The North Carolina Secretary of State can issue cease-and-desist orders, civil penalties of up to $2,000 per violation, and require restitution of all contributions received during the unlicensed period. The fact that the organization subsequently obtained a license does not retroactively authorize the earlier solicitation. Organizations discovered to have solicited without a license should contact the Secretary of State's office to discuss remediation before enforcement is initiated.
Q&A
Is a North Carolina corporate annual report separate from the charitable solicitation license renewal?
Yes. Nonprofit corporations incorporated in North Carolina must file an annual report with the Secretary of State by April 15 each year. This maintains corporate existence. The charitable solicitation license renewal is due 90 days after fiscal year end and maintains solicitation authority. Both are managed by the Secretary of State's office but are separate filings under different programs.
Q&A
How does North Carolina's financial statement requirement interact with the federal Single Audit threshold?

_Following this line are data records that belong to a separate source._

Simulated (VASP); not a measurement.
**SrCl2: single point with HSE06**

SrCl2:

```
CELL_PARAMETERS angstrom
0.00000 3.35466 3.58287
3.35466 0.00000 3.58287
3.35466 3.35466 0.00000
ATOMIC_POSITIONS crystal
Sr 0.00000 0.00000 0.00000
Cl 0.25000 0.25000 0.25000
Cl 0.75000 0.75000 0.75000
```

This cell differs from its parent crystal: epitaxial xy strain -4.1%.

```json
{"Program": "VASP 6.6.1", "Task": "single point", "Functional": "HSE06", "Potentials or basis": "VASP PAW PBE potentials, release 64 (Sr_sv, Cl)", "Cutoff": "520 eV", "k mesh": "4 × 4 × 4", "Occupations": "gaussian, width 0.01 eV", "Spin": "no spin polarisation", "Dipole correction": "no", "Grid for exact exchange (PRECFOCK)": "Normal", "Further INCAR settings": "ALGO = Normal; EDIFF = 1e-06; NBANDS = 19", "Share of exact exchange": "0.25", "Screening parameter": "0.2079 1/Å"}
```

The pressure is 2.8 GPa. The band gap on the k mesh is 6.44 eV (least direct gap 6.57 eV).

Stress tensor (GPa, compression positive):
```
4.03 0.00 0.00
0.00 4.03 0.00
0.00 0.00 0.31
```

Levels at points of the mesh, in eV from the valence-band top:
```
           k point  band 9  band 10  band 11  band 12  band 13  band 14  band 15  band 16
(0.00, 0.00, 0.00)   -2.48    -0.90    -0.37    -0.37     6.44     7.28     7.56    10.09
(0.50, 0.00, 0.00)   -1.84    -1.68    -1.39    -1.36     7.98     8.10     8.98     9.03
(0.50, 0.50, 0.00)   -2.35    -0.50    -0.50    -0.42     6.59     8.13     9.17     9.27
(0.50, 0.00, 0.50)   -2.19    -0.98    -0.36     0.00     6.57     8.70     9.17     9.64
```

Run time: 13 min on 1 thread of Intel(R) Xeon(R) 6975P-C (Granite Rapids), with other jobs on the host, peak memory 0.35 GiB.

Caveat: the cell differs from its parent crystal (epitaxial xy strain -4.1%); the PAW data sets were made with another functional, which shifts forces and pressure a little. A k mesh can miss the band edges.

North Carolina's reviewed-statement threshold ($100,000) and audit threshold ($500,000) are based on gross receipts. The federal Single Audit threshold ($1,000,000, raised from $750,000 for fiscal years ending September 30, 2025 or later) is based on federal expenditures. These are independent. An organization with $400,000 in gross receipts and $800,000 in federal expenditures needs a reviewed statement for North Carolina and a full Single Audit for federal purposes — two separate CPA engagements.